Lessons from Cleaning a Trumpet

Happy Sabbath, everyone! Today’s post is Sabbath Thought’s very first guest blog, brought to us by a friend of mine, Devon McCaulley. I hope you’ll find it helpful, especially as we continue to approach the spring Holy Day season. And so, without further ado…enjoy!

Any of you reading this who know me personally likely know that I play trumpet. Those of you who don’t know me will likely have deduced from the previous sentence that I play trumpet. I have been playing for almost twelve years, and I greatly enjoy being able to play.
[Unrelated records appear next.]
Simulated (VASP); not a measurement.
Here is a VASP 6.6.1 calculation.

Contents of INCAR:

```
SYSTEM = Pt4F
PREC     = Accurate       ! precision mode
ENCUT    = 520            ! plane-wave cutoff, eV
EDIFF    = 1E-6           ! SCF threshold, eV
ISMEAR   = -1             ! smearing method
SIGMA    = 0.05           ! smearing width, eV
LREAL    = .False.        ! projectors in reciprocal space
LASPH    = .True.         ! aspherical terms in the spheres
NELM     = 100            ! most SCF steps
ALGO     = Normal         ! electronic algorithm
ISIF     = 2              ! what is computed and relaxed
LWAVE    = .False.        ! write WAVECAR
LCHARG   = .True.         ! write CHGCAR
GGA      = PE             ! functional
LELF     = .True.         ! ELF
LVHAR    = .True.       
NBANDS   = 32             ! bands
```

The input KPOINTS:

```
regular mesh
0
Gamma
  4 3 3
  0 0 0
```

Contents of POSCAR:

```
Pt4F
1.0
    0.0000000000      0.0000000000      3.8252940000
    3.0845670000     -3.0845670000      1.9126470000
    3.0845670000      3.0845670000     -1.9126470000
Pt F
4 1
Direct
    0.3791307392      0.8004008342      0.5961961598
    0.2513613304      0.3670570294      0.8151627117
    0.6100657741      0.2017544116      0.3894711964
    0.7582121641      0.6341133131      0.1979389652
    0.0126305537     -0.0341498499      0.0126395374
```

Three years ago, I had the opportunity to purchase a “new” trumpet. By new, I actually mean a trumpet that is now over forty years old. This trumpet has great value to me personally. In addition to being a fine instrument in its own right, it also belonged to the man who taught me to play. It’s the very first trumpet I ever heard played at Sabbath services, and the man who played it heavily influenced my desire both to play and to serve musically within the Church of God. (From the first time I heard him play the opening fanfare to the hymn God Speaks to Us, I knew I wanted to play like he could.) He taught me not only about music, but about doing so as a service to God and to His people. Consequently, I’m honored not only to own this trumpet, but to use it for the same purpose for which I first heard it played when I was a boy.

IMG_0921 (1024x768)After purchasing the trumpet, though, I had to complete a very important task before I was willing to play it at Sabbath services. An instrument doesn’t just play itself—playing a musical instrument requires constant practice. The instrument itself, being a manmade object, also requires maintenance. As part of that maintenance, it has to be cleaned.

I cleaned the trumpet for the first time upon purchasing it. During that process, I saw some parallels that reflect the process we go through in preparation for Passover and the Feast of Unleavened Bread. As we get closer to Spring Holy days, going through both the spiritual process of self-examination and the physical process of cleaning our homes, I would like to share some of those lessons:

Step 1: Take the trumpet apart

In relation to our preparation for Passover and the Feast of Unleavened Bread, we frequently read that we are to “Examine yourselves as to whether you are in the faith. Test yourselves. Do you not know yourselves, that Jesus Christ is in you?—unless indeed you are disqualified” (2 Corinthians 13:5). Step one in cleaning my trumpet is similar. I have to take it apart. I take off every single slide, remove the valves…basically anything on the horn that can be detached has to be removed, because the entire trumpet needs to be cleaned.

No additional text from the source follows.